The Nissan plant in Sunderland is celebrating after producing its 10 millionth vehicle, 33 years after production commenced with the Nissan Bluebird. That makes it the fastest UK factory to hit such a landmark figure, and means that, on average, a new car has rolled off the Tyne and Wear production line every two minutes since production started in 1986.
The 10 millionth car was a Nissan Qashqai Tekna, the latest incarnation of the popular crossover built at the North East plan since December 2006. It’s also the facility’s most produced model, contributing more than 3.4 million to the overall figure. The Micra is the second most produced car, with close to 2.4 million being built in Sunderland.
The Qashqai is one of nine main models to be built at the plant since 1986 and one of three currently made, alongside the all-electric LEAF and Juke. Last year production of the Juke passed one million, with the Primera the only other model to hit seven figures at just under 1.5 million.
The Note and Almera both hit over 600,000 units, with 187,178 Bluebirds produced between 1986 and 1990. From 2015 until this year, the plant has also built the Infiniti Q30, which is based on the Mercedes A-Class platform.
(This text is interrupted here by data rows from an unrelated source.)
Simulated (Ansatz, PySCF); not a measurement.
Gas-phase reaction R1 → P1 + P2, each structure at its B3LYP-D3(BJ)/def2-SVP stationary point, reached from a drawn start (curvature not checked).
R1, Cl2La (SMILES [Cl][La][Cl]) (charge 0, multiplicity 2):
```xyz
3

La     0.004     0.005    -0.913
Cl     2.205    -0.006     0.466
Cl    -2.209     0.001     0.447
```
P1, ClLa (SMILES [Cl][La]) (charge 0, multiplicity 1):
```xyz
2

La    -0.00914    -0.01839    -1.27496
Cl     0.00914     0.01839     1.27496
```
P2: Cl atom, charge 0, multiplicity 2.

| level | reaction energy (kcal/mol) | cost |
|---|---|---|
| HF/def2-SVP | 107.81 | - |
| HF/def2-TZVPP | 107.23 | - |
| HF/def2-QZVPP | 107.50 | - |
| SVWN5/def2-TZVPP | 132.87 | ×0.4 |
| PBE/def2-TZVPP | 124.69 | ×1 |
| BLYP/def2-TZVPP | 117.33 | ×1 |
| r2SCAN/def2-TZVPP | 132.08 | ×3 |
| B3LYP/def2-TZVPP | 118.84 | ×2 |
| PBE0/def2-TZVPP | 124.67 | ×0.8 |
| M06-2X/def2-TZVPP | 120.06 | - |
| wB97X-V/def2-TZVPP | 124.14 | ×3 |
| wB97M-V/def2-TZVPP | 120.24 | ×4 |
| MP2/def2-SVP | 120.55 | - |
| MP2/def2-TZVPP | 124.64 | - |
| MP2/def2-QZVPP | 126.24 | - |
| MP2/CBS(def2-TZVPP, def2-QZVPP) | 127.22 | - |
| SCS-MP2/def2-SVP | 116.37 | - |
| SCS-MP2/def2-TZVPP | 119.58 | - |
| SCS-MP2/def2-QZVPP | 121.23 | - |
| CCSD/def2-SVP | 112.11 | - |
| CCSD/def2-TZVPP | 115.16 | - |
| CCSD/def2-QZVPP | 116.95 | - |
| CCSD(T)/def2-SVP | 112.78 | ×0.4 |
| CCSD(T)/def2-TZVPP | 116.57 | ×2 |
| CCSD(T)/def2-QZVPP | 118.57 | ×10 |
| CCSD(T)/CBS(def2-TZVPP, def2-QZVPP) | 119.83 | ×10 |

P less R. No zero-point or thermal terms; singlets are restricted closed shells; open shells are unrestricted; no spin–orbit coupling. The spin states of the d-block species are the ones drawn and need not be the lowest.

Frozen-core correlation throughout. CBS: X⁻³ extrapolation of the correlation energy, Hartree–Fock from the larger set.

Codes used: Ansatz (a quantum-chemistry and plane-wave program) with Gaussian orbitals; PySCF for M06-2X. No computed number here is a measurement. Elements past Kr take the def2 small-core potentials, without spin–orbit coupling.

The Nissan plant was built on the site of the former RAF Usworth airfield. It helped regenerate an area which had suffered a period of industrial decline, with the closure of shipyards and coal mines. A ground breaking ceremony took place in July 1984, with the first Bluebird rolling off the line two years later. Production for the first year was 5139 and the total workforce at that time was 470, compared to about 7000 today. Now, the cars it has produced would stretch around the world and beyond if parked nose-to-tail.
But while the Japanese firm commemorates its achievement, the future remains uncertain for employees at the factory. Earlier this year, the company decided to pull production of the X-Trail from the UK facility, and there are questions over supply chains and tariffs related to the UK’s exit from the EU.